At the center of the nave, high above the steps that separate the lower from the upper church, is the magnificent crucifix by Giotto, who, probably painted it between 1288 and 1289.

Far from Santa Maria Novella for over twenty years, it was masterfully restored in 2000 and came back to the church where, except for the relatively short period of its stay in the sacristy, it had always been, albeit in different locations. Originally above the high altar or, more likely looking out over the faithful, on the “bridge” demolished by Vasari – more or less at the place and height where it is today – in the first half of the 16th century it was moved to the inner facade, above the central portal where it remained until 1937 supported by stone foundations made during the 19th century restoration and still visible.

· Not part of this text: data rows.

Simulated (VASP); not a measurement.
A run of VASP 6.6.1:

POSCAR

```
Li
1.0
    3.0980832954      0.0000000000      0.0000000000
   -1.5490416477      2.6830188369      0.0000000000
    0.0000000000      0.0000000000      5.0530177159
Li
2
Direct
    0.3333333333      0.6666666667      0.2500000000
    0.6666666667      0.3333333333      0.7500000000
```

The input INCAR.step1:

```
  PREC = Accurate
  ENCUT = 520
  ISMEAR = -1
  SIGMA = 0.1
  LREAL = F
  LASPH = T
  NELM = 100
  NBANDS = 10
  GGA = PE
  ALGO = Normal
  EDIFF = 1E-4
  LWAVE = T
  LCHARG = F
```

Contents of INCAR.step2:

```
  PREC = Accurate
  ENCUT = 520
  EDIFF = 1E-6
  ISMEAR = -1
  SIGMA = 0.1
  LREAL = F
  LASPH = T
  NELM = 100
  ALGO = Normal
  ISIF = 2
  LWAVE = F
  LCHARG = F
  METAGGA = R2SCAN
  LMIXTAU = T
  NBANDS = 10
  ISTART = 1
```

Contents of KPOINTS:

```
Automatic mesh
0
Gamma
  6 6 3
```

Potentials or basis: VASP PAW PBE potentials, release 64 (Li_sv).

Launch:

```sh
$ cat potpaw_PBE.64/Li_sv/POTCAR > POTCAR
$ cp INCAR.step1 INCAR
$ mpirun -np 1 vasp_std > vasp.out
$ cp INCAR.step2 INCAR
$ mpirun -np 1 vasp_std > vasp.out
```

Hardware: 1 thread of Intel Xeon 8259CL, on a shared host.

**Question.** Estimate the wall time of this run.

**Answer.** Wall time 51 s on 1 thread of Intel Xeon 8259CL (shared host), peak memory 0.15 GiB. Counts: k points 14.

The Crucifix is now at the center of the church and raised high, like God the ruler’s standard. It was inspired by the School of Franciscan spirituality of Christus patiens which highlights the theme of love rather than glory hence its colors are black, white and red, representing respectively death, pure innocence, blood and, consequently, the Passion. The image shows Christ's body caught at the moment of the ebbing away of life symbolized by the blood flowing from his limbs, and of the personal matter of the soul exalted by divine incarnation and, therefore, ready for the Resurrection.

Here, the extraordinary beauty lies in the realism of the figure, which no longer fits the idealized form of Byzantine art, but is a truer reflection of reality. In the Christ depicted by the famous painter one senses that everybody becomes divine in Christ and is, therefore, destined for eternal life even if tortured or tormented by pain and any form of evil.

In True man, as painted by Giotto on the Cross, one sees the complete dedication of the Dominicans to the fight against the Cathar heresy that asserted the absolute negativity of devilish matter over the spiritual. Victory over this heresy that denied the divinity of Christ's humanity eventually made possible a Humanism that was both civilian and Christian. It was therefore also the foundation of civilization by virtue of its Christian roots, proclaiming liberty, fraternity and equality to all men, and thus contributed decisively to the definition of human rights, a fact due universal recognition today.